In spite of strict limits on Western involvement, several key Soviet leaders criticized the congress for being “too Western” in style, based on American structures and standards and top-heavy with English-speaking platform leaders. One Russian Orthodox churchman said that while it “showed us possibilities of witness,” the congress assumed church growth and evangelism from a congregational or Baptist perspective, rather than the hierarchical structure through which the Orthodox must work.

Still, the mere chance to fellowship, pray, and sing resoundingly such universally recognized hymns as “How Great Thou Art” was a tonic to the far-flung Soviet church workers. Many alternately cried with joy at the unprecedented prospects for evangelism and wept in passion for the millions in their countries lost without Christ.

The congress itself became a vehicle for evangelism. One night, the “Good Evening, Moscow” program, with a prime-time audience of 20 million, featured a 20-minute interview with Houston, Ford, and Bill Bright of Campus Crusade for Christ. Ford, asked by the interviewer, “How does one repent?” gave a clear gospel presentation.

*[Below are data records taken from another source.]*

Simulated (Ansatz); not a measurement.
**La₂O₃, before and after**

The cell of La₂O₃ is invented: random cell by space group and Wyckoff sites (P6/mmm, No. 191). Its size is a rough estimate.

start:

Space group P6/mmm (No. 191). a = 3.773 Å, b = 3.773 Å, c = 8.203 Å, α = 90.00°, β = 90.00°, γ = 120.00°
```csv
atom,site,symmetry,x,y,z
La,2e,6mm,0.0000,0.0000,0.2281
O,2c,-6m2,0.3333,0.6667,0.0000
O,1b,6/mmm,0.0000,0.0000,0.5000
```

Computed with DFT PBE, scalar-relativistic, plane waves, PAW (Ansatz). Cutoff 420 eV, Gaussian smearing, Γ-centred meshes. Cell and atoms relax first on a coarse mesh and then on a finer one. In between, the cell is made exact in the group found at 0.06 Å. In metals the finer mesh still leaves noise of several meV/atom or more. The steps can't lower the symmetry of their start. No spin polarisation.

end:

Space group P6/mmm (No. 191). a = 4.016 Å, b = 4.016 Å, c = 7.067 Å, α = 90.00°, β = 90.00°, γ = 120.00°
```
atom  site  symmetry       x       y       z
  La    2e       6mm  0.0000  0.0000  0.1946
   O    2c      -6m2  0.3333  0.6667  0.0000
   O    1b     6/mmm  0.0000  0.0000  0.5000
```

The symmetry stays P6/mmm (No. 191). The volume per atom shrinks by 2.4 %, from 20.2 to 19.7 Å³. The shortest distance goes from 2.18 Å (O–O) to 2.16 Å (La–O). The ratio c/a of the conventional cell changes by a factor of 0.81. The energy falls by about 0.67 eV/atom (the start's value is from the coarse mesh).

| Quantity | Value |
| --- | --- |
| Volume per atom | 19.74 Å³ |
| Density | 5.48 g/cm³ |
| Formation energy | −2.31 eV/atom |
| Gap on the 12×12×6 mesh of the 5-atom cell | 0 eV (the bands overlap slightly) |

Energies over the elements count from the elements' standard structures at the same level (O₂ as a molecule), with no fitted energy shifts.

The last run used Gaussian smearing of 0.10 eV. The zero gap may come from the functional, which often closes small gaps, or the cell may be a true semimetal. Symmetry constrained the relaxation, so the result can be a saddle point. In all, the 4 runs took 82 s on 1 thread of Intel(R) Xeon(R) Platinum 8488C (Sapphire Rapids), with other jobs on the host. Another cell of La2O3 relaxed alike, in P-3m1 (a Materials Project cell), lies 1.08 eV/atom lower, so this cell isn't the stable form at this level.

Peter Samoilich, a Pentecostal pastor from Riga, Latvia, at the request of hotel management at the huge congress site, spoke to the assembled hotel workers between their work shifts. More than 100 responded to his invitation to receive Christ. And in a workshop on family relationships, the Russian interpreter revealed that she was reading the Bible for the first time.

“They are trying to convert me,” she said with a smile as several in the audience began explaining the gospel, noting that even Communist party leaders were coming to faith. “I’m not a Christian,” she exclaimed. “Is it too late?”